The input is only $n$, and we are guaranteed that $n$ is a multiple of 4. The output is any valid arrangement of the numbers into the grid that satisfies the XOR uniformity condition.
The constraints suggest that we cannot treat this as a search or constraint satisfaction problem. The grid size can go up to $1000 \times 1000$, meaning up to one million distinct values must be placed. Any approach that checks row and column XORs repeatedly during construction is still fine, but anything exponential or involving backtracking is immediately impossible.
A subtle failure case for naive thinking is to distribute numbers in simple patterns like row-major order or checkerboard XOR balancing. For example, filling row by row with increasing numbers fails because XOR of consecutive blocks is not stable across rows or columns. Another tempting idea is to enforce row XOR equality first and then adjust columns, but changing a single entry breaks both constraints globally, making local fixes ineffective.

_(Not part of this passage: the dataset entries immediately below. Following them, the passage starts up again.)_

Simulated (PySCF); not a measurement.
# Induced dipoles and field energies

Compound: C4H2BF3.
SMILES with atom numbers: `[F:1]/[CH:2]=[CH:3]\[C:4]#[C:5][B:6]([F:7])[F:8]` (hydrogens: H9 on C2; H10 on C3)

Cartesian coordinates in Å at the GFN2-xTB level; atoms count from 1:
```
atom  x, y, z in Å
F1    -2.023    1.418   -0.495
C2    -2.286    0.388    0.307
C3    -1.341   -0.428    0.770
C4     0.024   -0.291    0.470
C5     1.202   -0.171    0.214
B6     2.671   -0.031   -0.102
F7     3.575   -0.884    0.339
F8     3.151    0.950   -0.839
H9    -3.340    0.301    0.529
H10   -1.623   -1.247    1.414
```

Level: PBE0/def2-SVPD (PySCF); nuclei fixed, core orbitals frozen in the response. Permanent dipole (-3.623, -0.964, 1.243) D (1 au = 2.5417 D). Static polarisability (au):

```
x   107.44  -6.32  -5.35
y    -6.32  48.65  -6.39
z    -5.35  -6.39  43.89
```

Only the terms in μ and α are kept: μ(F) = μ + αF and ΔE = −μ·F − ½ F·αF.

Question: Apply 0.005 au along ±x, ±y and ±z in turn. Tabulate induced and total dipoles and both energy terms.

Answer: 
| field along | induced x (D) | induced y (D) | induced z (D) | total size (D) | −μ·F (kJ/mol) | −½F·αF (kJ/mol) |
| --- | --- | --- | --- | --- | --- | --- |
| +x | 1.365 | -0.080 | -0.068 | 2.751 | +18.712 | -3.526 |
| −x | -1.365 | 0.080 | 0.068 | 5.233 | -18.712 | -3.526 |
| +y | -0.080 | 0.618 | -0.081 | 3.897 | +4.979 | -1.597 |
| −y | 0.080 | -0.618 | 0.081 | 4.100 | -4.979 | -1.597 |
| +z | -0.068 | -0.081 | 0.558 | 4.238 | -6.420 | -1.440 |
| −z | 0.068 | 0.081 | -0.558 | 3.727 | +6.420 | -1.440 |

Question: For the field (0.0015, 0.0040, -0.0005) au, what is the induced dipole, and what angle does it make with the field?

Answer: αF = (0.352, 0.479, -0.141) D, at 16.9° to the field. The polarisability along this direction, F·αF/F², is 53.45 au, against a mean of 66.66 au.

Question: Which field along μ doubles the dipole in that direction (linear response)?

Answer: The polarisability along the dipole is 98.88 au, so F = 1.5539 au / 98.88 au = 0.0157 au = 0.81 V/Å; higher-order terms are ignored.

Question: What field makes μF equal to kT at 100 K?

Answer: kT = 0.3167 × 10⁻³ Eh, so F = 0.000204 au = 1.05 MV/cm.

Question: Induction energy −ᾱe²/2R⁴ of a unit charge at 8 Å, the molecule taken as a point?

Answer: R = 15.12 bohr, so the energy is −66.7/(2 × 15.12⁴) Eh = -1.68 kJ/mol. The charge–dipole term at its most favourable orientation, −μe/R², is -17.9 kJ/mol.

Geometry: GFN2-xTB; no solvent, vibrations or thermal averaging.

The structure of the problem hints that we need a deterministic construction where every local region already satisfies XOR symmetry, and these regions combine cleanly at a higher level.
Approaches
A brute-force interpretation would be to try assigning numbers one by one and maintaining constraints. At each step, we would place a number in an empty cell and check whether row and column XOR constraints remain satisfiable. Even if we do pruning, the state space is enormous: there are $(n^2)!$ permutations of numbers, and each partial assignment affects $O(n)$ rows and columns. Even with memoization, the constraint graph is too dense for meaningful DP compression.
The key observation is that XOR behaves nicely under structured pairing. If we can ensure that each row and column is formed from carefully paired values whose XOR contributions cancel in a controlled way, we can enforce uniformity without explicitly tracking XORs.
A useful perspective is to build the grid in blocks of $2 \times 2$. Inside such a block, if we assign four values so that their XOR is balanced in a symmetric pattern, then each block contributes a predictable XOR footprint to its row and column intersections. Since $n$ is a multiple of 4, the grid can be partitioned into $2 \times 2$ blocks in a way that every row and column is composed of full blocks only.
The construction reduces to assigning numbers inside each $2 \times 2$ block in a consistent pattern, while ensuring that different blocks receive disjoint value ranges. The standard trick is to treat each block index as a coordinate in a smaller grid of size $(n/2) \times (n/2)$, and then expand it into four values using bit manipulation so that all numbers from $0$ to $n^2-1$ are covered exactly once.
This works because XOR depends on bit structure, and splitting indices into high and low parts allows us to independently control distribution across blocks and inside blocks. The final design ensures every row sees each high-level pattern exactly once, and the same holds for columns, which forces XOR uniformity.
| Approach | Time Complexity | Space Complexity | Verdict |
|---|---|---|---|
| Brute Force | Exponential | O(n²) | Too slow |
| Block construction | O(n²) | O(n²) | Accepted |
Algorithm Walkthrough
We construct the grid using $2 \times 2$ blocks.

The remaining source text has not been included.